In December 2025, discussions around “U.S. stock tokenization” in the financial markets surged.

This was mainly due to two events: first, Nasdaq applied to extend trading hours, prompting speculation that “the era of 24/7 stock tokenized trading is coming”; second, the U.S. Securities and Exchange Commission (SEC) issued a “No Action Letter” to the Depository Trust & Clearing Corporation (DTC), which further focused global financial attention.

However, behind the excitement, the actual connection between these two events and “U.S. stock tokenization” is vastly different from appearances. We need to look beyond the surface to clarify the true development trajectory of the industry.

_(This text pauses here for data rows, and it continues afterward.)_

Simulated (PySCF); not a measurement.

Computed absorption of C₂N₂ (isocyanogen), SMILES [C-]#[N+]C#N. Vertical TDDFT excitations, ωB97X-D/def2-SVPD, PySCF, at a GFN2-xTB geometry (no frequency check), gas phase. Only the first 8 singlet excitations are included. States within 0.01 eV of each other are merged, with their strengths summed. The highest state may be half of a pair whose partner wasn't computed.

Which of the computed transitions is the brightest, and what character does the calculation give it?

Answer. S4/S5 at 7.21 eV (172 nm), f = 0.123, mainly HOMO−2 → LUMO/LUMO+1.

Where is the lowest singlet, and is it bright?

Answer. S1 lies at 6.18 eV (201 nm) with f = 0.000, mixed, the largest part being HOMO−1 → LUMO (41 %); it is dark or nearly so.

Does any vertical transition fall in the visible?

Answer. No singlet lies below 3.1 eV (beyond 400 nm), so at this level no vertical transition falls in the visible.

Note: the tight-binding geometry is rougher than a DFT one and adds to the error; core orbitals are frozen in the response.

Nasdaq Extends Trading Hours: Traditional Securities’ “Time Optimization” Has No Direct Relation to Tokenization

On December 15, Nasdaq submitted Form 19b-4 to the SEC, proposing to extend trading hours for U.S. stocks and exchange-traded products.

In simple terms, they want to change the trading model to “5 days a week, nearly 23 hours a day.” The specific plan is: from 4:00 to 20:00 Eastern Time is the main trading session, with an additional night session from 21:00 to the next day’s 4:00, and a pause from 20:00 to 21:00 for order clearing.

This announcement quickly sparked associations within the Web3 community, with many opinions suggesting it was “laying the groundwork for U.S. stock tokenization, enabling stocks to trade 24/7 like digital currencies.”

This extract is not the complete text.